India is Charting Its Unique Path

While a majority of AI companies are focused on solving real-world problems, a handful of them are developing homegrown foundational models.

Since investors are on the lookout for startups building AI and deeptech products and services, the Indian government has taken the responsibility of supporting those building AI infrastructure to fuel these AI companies.

Earlier this year, India unveiled a state-of-the-art infrastructure designed to support AI solutions tailored to the Indian context and languages.

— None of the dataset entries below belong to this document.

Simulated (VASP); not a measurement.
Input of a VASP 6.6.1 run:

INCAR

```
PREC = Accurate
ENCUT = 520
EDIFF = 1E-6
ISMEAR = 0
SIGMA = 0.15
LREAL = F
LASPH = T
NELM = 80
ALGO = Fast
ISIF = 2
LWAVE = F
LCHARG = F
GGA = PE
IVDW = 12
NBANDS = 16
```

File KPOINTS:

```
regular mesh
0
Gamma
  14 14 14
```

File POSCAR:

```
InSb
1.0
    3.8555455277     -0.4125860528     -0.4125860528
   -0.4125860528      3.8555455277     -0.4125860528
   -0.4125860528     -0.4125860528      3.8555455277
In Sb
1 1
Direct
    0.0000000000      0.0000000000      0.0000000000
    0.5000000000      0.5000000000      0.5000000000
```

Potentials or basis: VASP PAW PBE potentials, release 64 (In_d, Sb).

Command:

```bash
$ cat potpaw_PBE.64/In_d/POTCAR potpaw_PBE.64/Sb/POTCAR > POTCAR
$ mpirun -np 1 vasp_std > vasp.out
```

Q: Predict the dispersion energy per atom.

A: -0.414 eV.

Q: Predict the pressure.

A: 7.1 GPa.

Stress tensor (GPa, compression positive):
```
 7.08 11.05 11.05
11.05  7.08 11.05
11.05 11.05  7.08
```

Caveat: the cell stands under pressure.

The IndiaAI Compute Facility is building a scalable AI computing ecosystem to support India's growing AI startup and research community. This project facilitates over 18,000 GPUs, developed through public-private partnerships. Under the US$1.2 billion-IndiaAI Mission, qualified users will get access to AI compute power at up to 40% lower costs.

The Indian government's structured approach to developing the AI and deeptech ecosystem is being enhanced by global tech companies investing in the country. Microsoft announced a US$3 billion investment in India over two years to expand its Azure cloud and AI infrastructure.

This initiative includes establishing new data centres and aims to train 10 million Indians in AI skills by 2030, marking Microsoft's largest expansion in the country to date.

While tech giants are primarily building their own AI infrastructure, these investments will ultimately strengthen the entire ecosystem.

For context, the Indian data centre industry has pulled in over US$6.5 billion in investments during the past decade, coming from a mix of private equity firms, joint ventures, and acquisitions.

With the AI wave sweeping everything under the sky, this is going to go up considerably. Currently, India’s US$10 billion data centre market is the second fastest growing market in Asia-Pacific, after Malaysia.

To sum this up in one line: India has all the tell-tale signs of a healthy AI ecosystem—from government programs and startup action to investment cash flowing in and international partnerships—which positions the country firmly on the path to becoming a global AI powerhouse.